Question

A person walking along a straight road towards a hill observes at two points distance \[\sqrt{3}\]km, the angle of elevation of the hill to be ${{30}^{\circ }}$ and ${{60}^{\circ }}$. The height of the hill is:
A. $\dfrac{3}{2}\text{ km}$
B. $\sqrt{\dfrac{21}{32}}\text{ km}$
C. $\dfrac{\left( \sqrt{3}+1 \right)}{2}\text{ km}$
D. $\sqrt{3}\text{ km}$

Answer 1

Hint: First we will analyze the question and draw the diagram according to the conditions given in the question and then we will see that two right angled triangle will form we will then take the triangle one by one and find out the tan of the given by $\tan \theta =\dfrac{\text{Perpendicular}}{\text{Base}}$ such that we will get two equations in $h\text{ and }x$ and then solve them to find the height of the hill.

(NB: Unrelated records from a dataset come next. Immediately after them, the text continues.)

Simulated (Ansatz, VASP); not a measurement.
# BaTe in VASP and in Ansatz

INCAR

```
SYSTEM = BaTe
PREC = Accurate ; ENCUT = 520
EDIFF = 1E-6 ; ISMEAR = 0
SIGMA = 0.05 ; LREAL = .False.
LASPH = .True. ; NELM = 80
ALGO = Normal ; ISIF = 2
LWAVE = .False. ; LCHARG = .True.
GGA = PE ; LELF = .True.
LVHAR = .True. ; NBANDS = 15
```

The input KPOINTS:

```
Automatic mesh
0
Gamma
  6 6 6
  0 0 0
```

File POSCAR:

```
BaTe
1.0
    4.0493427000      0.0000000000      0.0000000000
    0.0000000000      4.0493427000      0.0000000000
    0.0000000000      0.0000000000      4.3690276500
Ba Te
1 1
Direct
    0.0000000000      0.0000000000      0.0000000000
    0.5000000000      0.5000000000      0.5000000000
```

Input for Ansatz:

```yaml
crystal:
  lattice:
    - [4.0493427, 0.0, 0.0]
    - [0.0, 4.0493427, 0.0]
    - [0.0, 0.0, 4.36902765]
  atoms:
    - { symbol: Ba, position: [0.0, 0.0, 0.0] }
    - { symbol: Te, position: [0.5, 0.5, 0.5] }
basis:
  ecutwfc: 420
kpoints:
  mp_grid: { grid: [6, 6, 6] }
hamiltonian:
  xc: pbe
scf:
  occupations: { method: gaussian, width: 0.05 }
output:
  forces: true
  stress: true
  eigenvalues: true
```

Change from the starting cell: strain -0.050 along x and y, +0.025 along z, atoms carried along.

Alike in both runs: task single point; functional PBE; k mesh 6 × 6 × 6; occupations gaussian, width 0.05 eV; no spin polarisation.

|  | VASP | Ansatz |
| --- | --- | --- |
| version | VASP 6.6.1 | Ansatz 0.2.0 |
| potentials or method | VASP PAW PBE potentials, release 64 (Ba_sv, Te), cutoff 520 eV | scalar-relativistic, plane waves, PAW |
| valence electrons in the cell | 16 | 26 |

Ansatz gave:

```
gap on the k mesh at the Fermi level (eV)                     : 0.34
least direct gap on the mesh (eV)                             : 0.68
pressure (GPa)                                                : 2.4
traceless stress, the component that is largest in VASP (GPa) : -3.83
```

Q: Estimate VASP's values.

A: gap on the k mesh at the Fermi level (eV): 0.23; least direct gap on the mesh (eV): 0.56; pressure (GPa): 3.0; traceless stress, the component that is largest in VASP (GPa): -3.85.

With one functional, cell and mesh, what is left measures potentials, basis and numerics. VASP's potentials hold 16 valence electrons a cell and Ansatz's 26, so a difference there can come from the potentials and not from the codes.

Complete step-by-step answer:
It is given that the person observes the point from two points and the angle of elevation be ${{30}^{\circ }}$ and ${{60}^{\circ }}$ respectively,
Let the point observed be $D$ from $A$ and $B$ at an angle of ${{30}^{\circ }}$ and ${{60}^{\circ }}$ respectively, it is given the distance between the two points that is $AB=\sqrt{3}\text{ km}$
Now let the height of the hill be $h$ that is the distance $CD$ and the distance from point $B$ to the foot of the hill that is the point $C$ be $x\text{ km}$. Then we will have the following figure according to the condition given in the question:

Let’s take the triangle $\Delta DBC$ ,
Now as we see that it a right angled triangle now we know that $\tan \theta =\dfrac{\text{Perpendicular}}{\text{Base}}$ :
Therefore, $\tan {{60}^{\circ }}=\dfrac{h}{x}\text{ }$ , we know that the value of $\tan {{60}^{\circ }}=\sqrt{3}$ , therefore:
$\sqrt{3}=\dfrac{h}{x}\text{ }\Rightarrow h=\sqrt{3}x\text{ }........\text{Equation 1}\text{.}$
Similarly, Let’s take the triangle $\Delta DAC$,
$\tan {{30}^{\circ }}=\dfrac{h}{\sqrt{3}+x}\text{ }$ , we know that the value of $\tan {{30}^{\circ }}=\dfrac{1}{\sqrt{3}}$ , therefore:
$\dfrac{1}{\sqrt{3}}=\dfrac{h}{\sqrt{3}+x}\text{ }.......\text{Equation 2}\text{.}$
We will now put the value of $h$ from equation 1 into equation 2:
So, we will have:
 $\begin{align}
  & \Rightarrow \dfrac{1}{\sqrt{3}}=\dfrac{h}{\sqrt{3}+x}\Rightarrow \dfrac{1}{\sqrt{3}}=\dfrac{\sqrt{3}x}{\sqrt{3}+x}\Rightarrow \sqrt{3}+x=3x \\
 & \Rightarrow 3x-x=\sqrt{3}\Rightarrow 2x=\sqrt{3} \\
 & \Rightarrow x=\dfrac{\sqrt{3}}{2} \\
\end{align}$
Now we will put this value in equation 1 to find the value of $h$ :
$\begin{align}
  & \Rightarrow h=\sqrt{3}x\Rightarrow h=\left( \sqrt{3}\times \dfrac{\sqrt{3}}{2} \right) \\
 & \Rightarrow h=\dfrac{3}{2} \\
\end{align}$
Hence, the correct option is A.

Note: Student can make the mistake while writing down the values of $\tan {{60}^{\circ }}\text{ and }\tan {{30}^{\circ }}$ because there values are reciprocal of each other. It is always better to draw diagrams in questions like this as it will cause less mistakes and will help the examiner to better the solution and variables that you have assumed.